Thank you Stefano for such a unique and free-thinking article.
From Stephen Batchelor’s descriptions in his books of Gotama’s early life, was he an ‘Alpha-Zero’, with a mind free of pre-programmed rules, regulations and other’s experiences?
For Gotama to come up with the brilliant but simple insight of Dependent co-Arising as an understanding of how the world works, in all dimensions of space and time, is just breathtaking.
It begs the question – What are we doing in our children’s education?
Is there a way of education where we just present the checkable facts to our young ones and encourage them to just sort through them as they see fit?
Ric

Stefano La Fontana

Hi Ric and thanks for your attention.
A possible answer to your question highlights the relativity and impermanence of the concepts that we must use to understand what is around us.
It’s not possible to live in this world without using theories and concepts. All are products of the mind, therefore, like Gotama’s theory of dependent co-arising, they are relative instruments and not absolute truths.
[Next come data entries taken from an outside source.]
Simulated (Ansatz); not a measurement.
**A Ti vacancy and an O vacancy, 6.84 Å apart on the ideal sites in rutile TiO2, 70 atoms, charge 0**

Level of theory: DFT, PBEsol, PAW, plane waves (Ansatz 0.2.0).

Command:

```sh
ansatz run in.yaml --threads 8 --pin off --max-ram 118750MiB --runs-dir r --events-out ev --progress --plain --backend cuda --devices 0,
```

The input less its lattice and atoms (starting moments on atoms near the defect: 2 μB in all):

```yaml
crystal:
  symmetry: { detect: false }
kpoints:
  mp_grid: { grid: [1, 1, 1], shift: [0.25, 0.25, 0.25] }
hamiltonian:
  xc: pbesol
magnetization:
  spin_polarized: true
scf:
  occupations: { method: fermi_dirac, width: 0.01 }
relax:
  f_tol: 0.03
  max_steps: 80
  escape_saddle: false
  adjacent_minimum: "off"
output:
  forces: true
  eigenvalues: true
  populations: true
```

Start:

An important aspect of Recollective Awareness Meditation, which I refer to in this article, is the invitation to question not only the meditative instructions, but also the theories on which they are based. Any instruction or theory, if accepted uncritically, quickly becomes an obstacle to self-knowledge.
Just as in meditation, the same principle applies in the education (both young people and adults). We must not fear preconceived theories but use them, giving ourselves the opportunity to question them, experiencing them as means and not absolute truths.